By Lee Weyhrich
CLAY — Clay City Councilman Ricky Baker announced Monday that the new public safety camera system has been ordered.
The council approved $4,500 at the previous meeting to purchase four cameras and hardware to be used for public safety and crime prevention. The cameras will be installed at the Chalkville Mountain Road intersection at Old Springville Road. Baker hopes that the cameras can be used to identify criminals leaving local businesses, and perhaps deter future crime.
If the pilot program is successful, the council will look into the installation of cameras at other key intersections, Baker said. If the camera system isn’t successful for that role, it can be moved to the Clay City Park and used as a security system, Baker said. ?The cameras broadcast wirelessly to a nearby computer and can even be accessed by sheriff’s deputies through wireless Internet. Unlike other systems the council had looked into, there is no monthly fee for this system.
The five-megapixel cameras will be primarily used to help deputies identify and deter criminals, and won’t be used to monitor traffic.
The computer system has a four-terabyte hard drive, and can handle and record up to eight other cameras. The intersection will be a test to determine the system’s effectiveness.
In other news, a sidewalk project started in 2008 and completed in 2011 is causing major problems now. The project, which took place on Cougar Drive, was part of a $190,000 Alabama Department of Transportation grant that might have to be repaid if city officials can’t find or re-create all the documentation for that project.
Most of the documents regarding this project were shredded by the previous administration. Now City Manager Ronnie Dixon and Mayor Charles Webster are contacting everyone involved with the project to try to re-create the necessary information.
Originally, one company handled oversight of the project, but it was fired before the project was completed, and its records only include its portion of the project. According to Dixon, the project was then put under the oversight of then-Mayor Ed McGuffie’s grandson, who was apparently made an inspector so he could have the authority to do so. Some notes were taken in a notebook, but there are major gaps in information, Dixon said.
ALDOT needs to know the size and number of trucks that came, how much gravel was brought, what types of beds there were and where the dirt came from. City officials have managed to re-create much of this material with the help of the various companies that worked on the project.
All this time and effort, as well as the work that’s having to be done by the other contractors, is costing the city money. However, the money the council is expending for this effort is far less than the cost of repaying the $190,000 grant.
“We’ve spent countless hours trying to re-create this stuff from that notebook and other companies,” Webster said.

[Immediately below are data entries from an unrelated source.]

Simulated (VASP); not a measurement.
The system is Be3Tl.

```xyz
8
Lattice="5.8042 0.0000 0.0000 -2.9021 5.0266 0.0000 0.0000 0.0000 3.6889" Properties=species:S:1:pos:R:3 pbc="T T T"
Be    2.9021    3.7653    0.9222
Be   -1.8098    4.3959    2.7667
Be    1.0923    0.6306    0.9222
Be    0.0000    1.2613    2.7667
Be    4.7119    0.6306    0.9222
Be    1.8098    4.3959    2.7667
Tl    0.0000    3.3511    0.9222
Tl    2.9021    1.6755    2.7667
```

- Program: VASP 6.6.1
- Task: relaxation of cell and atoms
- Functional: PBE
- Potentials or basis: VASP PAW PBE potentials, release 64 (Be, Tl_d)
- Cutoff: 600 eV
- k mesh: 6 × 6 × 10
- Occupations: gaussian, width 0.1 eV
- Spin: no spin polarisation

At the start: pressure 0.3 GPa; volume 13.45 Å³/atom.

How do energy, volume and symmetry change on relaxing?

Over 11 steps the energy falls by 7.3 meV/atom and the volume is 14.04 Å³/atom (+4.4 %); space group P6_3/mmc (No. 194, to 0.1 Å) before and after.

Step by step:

This isn’t the only old project that has reared its head due to poor or destroyed records, according to city officials. The council also discussed a Housing and Urban Development project that no records exist on at all. HUD has asked for documentation so that the project, from 2009, could be closed out. The best guess from current councilmen who served during that time is that the project in question was for the bridge at Cosby Lake. Dixon is searching for any documentation that might help him find a definitive answer.